By: IOL Motoring Staff
This chucky little concept, with a face that looks like it belongs in a Cars movie, is the Renault Kwid - and it's on show for the first time right now at the Delhi Auto Show.
That makes it the first Renault concept to premiere outside Europe, underlining Renault's focus on developing markets, particularly in Asia, and the first to come with its very own ‘eye in the sky’, a remote-controlled minicopter that operates from the rotating rear section of the roof.
The Kwid was designed with input from Renault Design India, to appeal to the sub-continent's extremely tech-savvy young adults.
The very short overhangs, protective guards, chunky wings and oversized wheels are intended to make it look like a Dakar Rally buggy; the body is finished in satin grey, with textured grey for functional parts and golden yellow for the contrasting roof and air intake, as well as yellow inserts on the wheels, lower doors and perforated parts.
Yellow and grey are, of course, the Renault corporate colours but they also evoke associations with India: the grey represents the soil, while the yellow and gold symbolise flowers and spices.
According to Mishu Batra, who drew the original sketches, the interior was inspired by a bird's nest. The unusual five-seat layout has three seats in front with the driver in the middle, slightly forward for extra shoulder room, with two seats at the back.
The central driving position, says Batra, means the car can be driven in either right or left hand-drive markets.
The seats, cross-hatched in two-tone elastomer webbing, are designed specifically for hot weather, and are suspended over a solid base in white to give an impression of lightness, with the controls for the rear air conditioning on the back of the driver's seat, feeding cool air through concentric perforations.
The multimedia dashboard is actually a built-in tablet that displays all the car's instrumentation, as well as a operating all the car's infotainment functions via touchscreen controls - including the Flying Companion.
The little drone can be operated in one of two modes: automatically, using a pre-programmed flying sequence and GPS location, or manually using the dashboard tablet as a controller. It's intended for a variety of roles, including scouting traffic, finding an empty parking bay in a vast mall carpark, taking landscape pictures and detecting obstacles on the road ahead.
The Kwid is also a runner, powered by a 1.2-litre turbopetrol engine driving the front wheels through a dual-clutch transmission. There's no gearshift - that's done by swiping miniature touchscreens next to the steering wheel.

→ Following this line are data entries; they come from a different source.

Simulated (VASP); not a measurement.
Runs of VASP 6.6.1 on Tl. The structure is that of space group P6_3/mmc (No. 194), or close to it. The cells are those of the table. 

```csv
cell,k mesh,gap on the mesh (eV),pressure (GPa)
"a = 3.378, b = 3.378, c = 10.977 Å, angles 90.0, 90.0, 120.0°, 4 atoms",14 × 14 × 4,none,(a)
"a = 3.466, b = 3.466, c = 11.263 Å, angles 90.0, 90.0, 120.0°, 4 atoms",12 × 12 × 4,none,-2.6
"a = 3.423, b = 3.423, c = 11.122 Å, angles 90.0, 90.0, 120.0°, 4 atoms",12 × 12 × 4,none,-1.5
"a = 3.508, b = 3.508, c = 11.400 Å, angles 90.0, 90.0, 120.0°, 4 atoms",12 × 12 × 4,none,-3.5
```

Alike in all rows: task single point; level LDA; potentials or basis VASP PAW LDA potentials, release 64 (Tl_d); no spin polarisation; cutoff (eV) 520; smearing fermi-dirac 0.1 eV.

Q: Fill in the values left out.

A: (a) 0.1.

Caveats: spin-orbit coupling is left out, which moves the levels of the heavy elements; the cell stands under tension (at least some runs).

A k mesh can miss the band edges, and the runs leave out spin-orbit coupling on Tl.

All the high-tech features actually work, including the Flying Companion, the electrically operated front bench seat on a centre rail, electrically operated doors and LED lighting.
The concept also has a plug-in socket behind the bonnet logo and built-in provision for batteries; the Kwid could be configured as either a plug-in hybrid, an extended-range electric car or a zero-emission pure electric vehicle with a minimum of design work.